Django query filter using large array of ids in Postgres DB - arrays

I want to pass a query in Django to my PostgreSQL database. When I filter my query using a large array of ids, the query is very slow and goes up to 70s.
After looking for an answer I saw this post which gives a solution to my problem, simply change the ARRAY [ids] in IN statement by VALUES (id1), (id2), ....
I tested the solution with a raw query in pgadmin, the query goes from 70s to 300ms...
How can I do the same command (i.e. not using an array of ids but a query with VALUES) in Django?

I found a solution building on #erwin-brandstetter answer using a custom lookup
from django.db.models import Lookup
from django.db.models.fields import Field
#Field.register_lookup
class EfficientInLookup(Lookup):
lookup_name = "ineff"
def as_sql(self, compiler, connection):
lhs, lhs_params = self.process_lhs(compiler, connection)
rhs, rhs_params = self.process_rhs(compiler, connection)
params = lhs_params + rhs_params
return "%s IN (SELECT unnest(%s))" % (lhs, rhs), params
This allows to filter like this:
MyModel.objects.filter(id__ineff=<list-of-values>)

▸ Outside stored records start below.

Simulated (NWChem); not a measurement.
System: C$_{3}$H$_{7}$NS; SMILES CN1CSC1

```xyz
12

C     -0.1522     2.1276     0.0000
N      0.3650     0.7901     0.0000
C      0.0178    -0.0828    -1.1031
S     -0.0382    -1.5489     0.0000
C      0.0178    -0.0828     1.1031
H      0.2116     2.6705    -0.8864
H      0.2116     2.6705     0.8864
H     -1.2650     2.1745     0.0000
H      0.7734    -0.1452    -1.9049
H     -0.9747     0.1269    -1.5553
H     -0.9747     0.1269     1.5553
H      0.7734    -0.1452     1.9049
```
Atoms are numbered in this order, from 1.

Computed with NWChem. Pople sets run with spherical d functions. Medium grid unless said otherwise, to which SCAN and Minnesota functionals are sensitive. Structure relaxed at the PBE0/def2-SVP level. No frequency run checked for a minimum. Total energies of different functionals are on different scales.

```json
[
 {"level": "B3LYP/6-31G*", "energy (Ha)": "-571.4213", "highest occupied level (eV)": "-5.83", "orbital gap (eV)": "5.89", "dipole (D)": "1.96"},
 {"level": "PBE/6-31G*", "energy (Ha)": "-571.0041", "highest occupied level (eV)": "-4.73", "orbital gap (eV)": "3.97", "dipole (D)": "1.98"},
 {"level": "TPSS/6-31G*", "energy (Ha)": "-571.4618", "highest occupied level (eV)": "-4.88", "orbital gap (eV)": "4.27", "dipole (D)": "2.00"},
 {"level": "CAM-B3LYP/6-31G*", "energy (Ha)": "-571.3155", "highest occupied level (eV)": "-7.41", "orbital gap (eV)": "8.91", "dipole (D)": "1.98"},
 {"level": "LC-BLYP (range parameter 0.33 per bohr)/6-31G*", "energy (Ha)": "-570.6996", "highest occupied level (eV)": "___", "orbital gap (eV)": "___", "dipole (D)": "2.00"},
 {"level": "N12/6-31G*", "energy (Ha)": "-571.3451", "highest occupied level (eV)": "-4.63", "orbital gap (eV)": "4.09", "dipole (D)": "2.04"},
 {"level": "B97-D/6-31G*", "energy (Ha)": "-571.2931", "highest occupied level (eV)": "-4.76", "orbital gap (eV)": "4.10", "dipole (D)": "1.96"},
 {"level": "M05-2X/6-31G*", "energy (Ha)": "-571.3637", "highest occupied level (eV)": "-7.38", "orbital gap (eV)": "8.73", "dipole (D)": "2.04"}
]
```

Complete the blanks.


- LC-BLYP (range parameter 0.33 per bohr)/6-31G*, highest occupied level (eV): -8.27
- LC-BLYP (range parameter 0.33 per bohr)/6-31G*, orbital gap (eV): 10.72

The trick is to transform the array to a set somehow.
Instead of (this form is only good for a short array):
SELECT *
FROM tbl t
WHERE t.tbl_id = ANY($1);
-- WHERE t.tbl_id IN($1); -- equivalent
$1 being the array parameter.
You can still pass an array like you had it, but unnest and join. Like:
SELECT *
FROM tbl t
JOIN unnest($1) arr(id) ON arr.id = t.tbl_id;
Or you can keep your query, too, but replace the array with a subquery unnesting it:
SELECT * FROM tbl t
WHERE t.tbl_id = ANY (SELECT unnest($1));
Or:
SELECT * FROM tbl t
WHERE t.tbl_id IN (SELECT unnest($1));
Same effect for performance as passing a set with a VALUES expression. But passing the array is typically much simpler.
Detailed explanation:
IN vs ANY operator in PostgreSQL
How to use ANY instead of IN in a WHERE clause with Rails?
Optimizing a Postgres query with a large IN

Is this an example of the first thing you're asking?
relation_list = list(ModelA.objects.filter(id__gt=100))
obj_query = ModelB.objects.filter(a_relation__in=relation_list)
That would be an "IN" command because you're first evaluating relation_list by casting it to a list, and then using it in your second query.
If instead you do the exact same thing, Django will only make one query, and do SQL optimization for you. So it should be more efficient that way.
You can always see the SQL command you'll be executing with obj_query.query if you're curious what's happening under the hood.
Hope that answers the question, sorry if it doesn't.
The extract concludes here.